So I am constructing a font of designed numbers to use in lists for a book I am working on. These are essentially numbers reversed out of a solid oval. In order to maintain greater control, my initial idea was to create separate glyphs for every number (1,2,3,4,5,6,7,8,9,10,11, …) up to say 50. The lists won’t go longer than that. I have set the numbering scheme in the Bullets and Numbering style section of indesign to A, B, C… and have a character style set to this new font. My glyphs are set so that the A character now holds the graphic for 1, B holds 2, etc. This all works great until 27. Indesign then starts numbering AA, AB, AC, etc. So I created a ligature for A_A to hold 27. But when the list gets to AA, it shows 1 twice. If I make a separate text box and select my new font and type AA, I get 27. I can even copy and paste AA into this new font box and still get 27. I have found references to people doing what I am attempting in the past. But I can’t seem to figure out what I am doing wrong. Does anyone have any experience with something similar?
I literally just had to post a plea for help–and then I figure it out. In case anyone sees this and is having the same problem: Under the character style / basic character formats / you have to set the tracking explicitly to 0. I’m not sure why, but it defaults to no value. When I changed it to 0 everything worked immediately.
Why would you set the character style to use letters if you want to use numbers? Why not put the numbers in the regular number slots and make ligatures of one_zero, one_one and so on? That way, if the list changes to another font, the only thing that changes is the way the numbers look.
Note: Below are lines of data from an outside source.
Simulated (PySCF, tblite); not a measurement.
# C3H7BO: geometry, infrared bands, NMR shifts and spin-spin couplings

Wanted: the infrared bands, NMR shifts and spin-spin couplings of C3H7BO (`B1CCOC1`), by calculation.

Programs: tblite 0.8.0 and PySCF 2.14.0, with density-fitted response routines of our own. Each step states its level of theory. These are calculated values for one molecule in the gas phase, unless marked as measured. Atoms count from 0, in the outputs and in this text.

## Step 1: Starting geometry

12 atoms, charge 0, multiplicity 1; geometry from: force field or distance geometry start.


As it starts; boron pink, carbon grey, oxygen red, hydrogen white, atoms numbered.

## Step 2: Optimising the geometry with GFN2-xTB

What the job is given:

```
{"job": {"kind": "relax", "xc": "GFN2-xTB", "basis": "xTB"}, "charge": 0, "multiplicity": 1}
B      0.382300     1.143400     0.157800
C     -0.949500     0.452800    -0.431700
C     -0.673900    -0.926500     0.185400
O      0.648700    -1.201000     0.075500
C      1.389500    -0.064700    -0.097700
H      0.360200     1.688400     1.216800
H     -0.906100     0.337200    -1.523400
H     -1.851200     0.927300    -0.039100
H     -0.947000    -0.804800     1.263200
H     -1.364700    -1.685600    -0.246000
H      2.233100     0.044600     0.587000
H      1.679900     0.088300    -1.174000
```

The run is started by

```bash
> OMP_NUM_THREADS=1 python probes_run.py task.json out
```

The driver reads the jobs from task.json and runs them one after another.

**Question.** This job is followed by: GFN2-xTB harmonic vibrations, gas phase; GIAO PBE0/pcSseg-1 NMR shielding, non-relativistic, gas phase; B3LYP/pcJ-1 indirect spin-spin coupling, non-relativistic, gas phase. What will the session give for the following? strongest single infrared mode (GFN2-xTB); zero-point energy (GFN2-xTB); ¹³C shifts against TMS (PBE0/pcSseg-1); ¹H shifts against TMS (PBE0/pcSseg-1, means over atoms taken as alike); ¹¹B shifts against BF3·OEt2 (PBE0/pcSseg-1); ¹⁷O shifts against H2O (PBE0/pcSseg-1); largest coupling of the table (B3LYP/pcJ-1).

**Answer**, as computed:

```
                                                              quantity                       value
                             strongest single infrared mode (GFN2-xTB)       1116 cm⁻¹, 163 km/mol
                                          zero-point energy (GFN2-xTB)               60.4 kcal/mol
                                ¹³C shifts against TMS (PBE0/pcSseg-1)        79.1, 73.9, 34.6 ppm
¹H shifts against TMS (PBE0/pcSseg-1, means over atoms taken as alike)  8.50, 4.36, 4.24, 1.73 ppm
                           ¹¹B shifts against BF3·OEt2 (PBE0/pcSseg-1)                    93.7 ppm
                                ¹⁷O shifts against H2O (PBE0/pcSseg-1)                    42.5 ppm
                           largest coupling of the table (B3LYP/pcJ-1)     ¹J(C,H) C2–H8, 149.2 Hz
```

Doing it that way works for me, anyway, also without setting the tracking. I just made a quick font with ligatured numbers for 10–19, and making a list in InDesign using that font correctly applies the ligatures for those numbers:
Note that if you use automatic feature code generation in Glyphs, these ligatures will be in dlig, which means that you have to make sure to enable discretionary ligatures in the OpenType Features section of your character style definition for them to work.
That’s a great question. And my complete and thoughtful answer? I have no idea. I think i initially thought I’d save time on ligatures, but that really makes no sense. In fact, I had planned on doing another font with letters in the same style–so with your suggestion, I can now do this in the same font. Thanks.